A couple weeks ago, I decided that I needed a 6" machinists ruler, so off to EBAY I went. I found a Millers Falls ruler, and on the back was scribed VE Day May 7, 1945 and the man's name. Probably some machinist who did this at work. The date is off a day. I figure that the news was out on the 7th, but officially declared on the 8th
 
News was much slower then. Germans were still fighting on the Russian front for a few days. Didn't want to surrender to Ivan. The last Japanese gave up in 1975!! Talk about fanatic.
 
My family in the UK survived multiple near misses during air attacks. That was due to the skill of Britain's defenders, but also blind luck on occasion. Guess I wouldn't be here if they had not dodged the bullets and bombs. A sobering thought.
 
I have a story from someone I know who was in Paris on VE Day.
During the '80's and '90's, we took a series of ten foreign exchange students who each lived with us for about eleven months and went to high school here. In 1993, my wife and I took a one month tour to visit them and their families, starting from Sweden, then south in a big arc through Europe to France.

Shortly before we left Paris for home, we were standing with Maude, the mother of one of our kids, at the wall at the Palais de Chaillot overlooking the Eiffel Tower. She was older than I, lived in Paris during WW2, and while we were standing there, she did some reminiscing about German occupied Paris. Earlier in the week, her parents, who were in the French Resistance, told us some amazing stories and showed us photos of the fighting and liberation of Paris.

While looking at this man-made wonder, Maude told us she remembered hundreds thousands of people in the streets on VE day, and saw an airplane fly under the Eiffel Tower. She told us there was a newspaper photographer on the tower mezzanine who snapped a picture for his paper, which appeared the next day.

After I was home and back to work, I ran into a woman I'd worked with off and on again over the years, but I hadn't seen for a while. She asked me where I'd been, and after I rattled off our itinerary ending with Paris, she sighed, "Oh, I've always wanted to see Paris." I opined that if you liked big cities, Paris was wonderful, but there were many other beautiful cities as well. I asked her "Why Paris?"

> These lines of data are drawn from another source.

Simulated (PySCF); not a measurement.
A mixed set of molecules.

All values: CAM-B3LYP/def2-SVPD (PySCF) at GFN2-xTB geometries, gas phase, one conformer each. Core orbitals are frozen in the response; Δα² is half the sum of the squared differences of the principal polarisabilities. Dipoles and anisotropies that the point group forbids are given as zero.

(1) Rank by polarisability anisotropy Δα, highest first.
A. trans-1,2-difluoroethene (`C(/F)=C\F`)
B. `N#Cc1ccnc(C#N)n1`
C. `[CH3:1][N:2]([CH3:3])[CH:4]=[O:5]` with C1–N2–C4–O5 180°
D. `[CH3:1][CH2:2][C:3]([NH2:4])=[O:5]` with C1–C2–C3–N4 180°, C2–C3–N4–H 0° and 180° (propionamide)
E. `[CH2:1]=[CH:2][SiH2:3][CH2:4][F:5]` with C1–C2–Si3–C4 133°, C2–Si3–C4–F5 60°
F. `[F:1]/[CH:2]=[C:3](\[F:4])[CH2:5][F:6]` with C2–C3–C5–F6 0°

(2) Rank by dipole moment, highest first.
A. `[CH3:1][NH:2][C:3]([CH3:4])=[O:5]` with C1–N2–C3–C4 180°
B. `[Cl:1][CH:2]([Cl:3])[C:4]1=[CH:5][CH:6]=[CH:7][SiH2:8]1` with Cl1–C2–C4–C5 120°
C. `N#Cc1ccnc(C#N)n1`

She told me she was Polish, that her parents fled Poland, just before the Nazis invaded in 1939, and made their way to England. There, her father joined the Polish Wing of the RAF, fought from the Battle of Britain all the way through the war, and at the end of the war, flew his plane under the Eiffel Tower in celebration. She said he got into big trouble because the newspaper published a picture of his plane taken from the Eiffel Tower mezzanine, with his buzz numbers plainly visible.

I can see why she wanted to see Paris and the Eiffel Tower.
It's a small world, isn't it?
And that's the rest of the story.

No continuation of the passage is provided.